EM FX ended last week on a firm note. Falling US rates allowed many foreign currencies to gain some traction. This week, a heavy US data slate is likely to test the market’s convictions on the Fed, with January PPI, CPI, IP, and retail sales all being reported. Yellen also testifies before Congress on Tuesday and Wednesday.
Stock Markets Emerging Markets February 08
India reports January CPI Monday, which is expected to rise 3.24% y/y vs. 3.41% in December. It then reports January WPI Tuesday, which is expected to rise 4.35% y/y vs. 3.39% in December. The RBI left rates steady last week and moved to a neutral stance. Price pressures are likely to pick up this year, as the acceleration in WPI inflation suggests.
Poland reports January CPI Monday, which is expected to rise 1.7% y/y vs. 0.8% in December. If so, this would be the highest since January 2013 and back within the 1.5-3.5% target range. It then reports Q4 GDP Tuesday, with growth expected to remain steady at 2.5% y/y. January industrial and construction output, retail sales, and PPI will be reported Friday. The central bank will find it hard to wait until 2018 to start tightening.
Mexico reports January ANTAD retail sales Monday. Despite tighter monetary policy and rising inflation, retail sales have remained fairly robust, rising 5.3% y/y in December. With another 50 bp hike last week, we think it unlikely that consumption can remain firm in 2017. The next policy meeting is March 30 and it’s too early to say what’s likely to happen then.
China reports January CPI Tuesday, which is expected to rise 2.4% y/y vs. 2.1% in December. Price pressures are likely to keep rising, as PPI (6.6% y/y rise expected) points to significant pipeline price pressures. Money and loan data may be reported this week, but no date has been scheduled. Another big jump in new loans is expected.
Turkey reports December current account data Tuesday, which is expected at -$4.5 bln. If so, the 12-month total would fall slightly to -$30.1 bln. With oil and energy prices rising, we expect the external accounts to worsen this year. Taken in conjunction with rising inflation, the fundamentals will remain poor.

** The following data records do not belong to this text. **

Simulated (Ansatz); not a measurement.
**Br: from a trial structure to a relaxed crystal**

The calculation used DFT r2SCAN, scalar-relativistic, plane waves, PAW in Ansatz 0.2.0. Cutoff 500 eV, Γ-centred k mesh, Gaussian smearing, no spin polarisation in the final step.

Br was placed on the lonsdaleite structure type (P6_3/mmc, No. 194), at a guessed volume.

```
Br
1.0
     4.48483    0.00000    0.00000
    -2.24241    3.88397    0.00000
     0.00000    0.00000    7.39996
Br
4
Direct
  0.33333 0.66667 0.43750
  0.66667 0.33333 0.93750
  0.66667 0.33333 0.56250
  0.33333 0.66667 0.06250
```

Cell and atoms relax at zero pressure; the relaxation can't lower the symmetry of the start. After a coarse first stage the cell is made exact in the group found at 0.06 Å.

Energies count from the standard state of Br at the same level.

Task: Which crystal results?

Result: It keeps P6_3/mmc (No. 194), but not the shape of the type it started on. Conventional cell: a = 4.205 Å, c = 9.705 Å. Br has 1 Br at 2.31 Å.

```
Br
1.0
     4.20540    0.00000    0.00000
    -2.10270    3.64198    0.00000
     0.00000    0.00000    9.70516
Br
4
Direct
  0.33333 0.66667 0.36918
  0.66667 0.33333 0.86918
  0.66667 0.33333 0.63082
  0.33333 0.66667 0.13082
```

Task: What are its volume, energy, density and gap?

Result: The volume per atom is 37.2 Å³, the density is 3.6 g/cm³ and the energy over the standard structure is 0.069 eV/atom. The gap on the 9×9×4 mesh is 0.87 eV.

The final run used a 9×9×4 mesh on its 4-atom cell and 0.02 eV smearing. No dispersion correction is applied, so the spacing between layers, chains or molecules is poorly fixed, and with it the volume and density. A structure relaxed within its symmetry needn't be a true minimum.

Hungary reports January CPI Tuesday, which is expected to rise 2.2% y/y vs. 1.8% in December. If so, it would be the highest since March 2013 and back within the 2-4% target range. It also reports Q4 GDPTuesday, which is expected to grow 2.0% y/y vs. 2.2% in Q3. Growth remains sluggish, but we think it will be hard for the central bank to ease further if inflation continues to rise. Next policy meeting is February 28, no change expected then.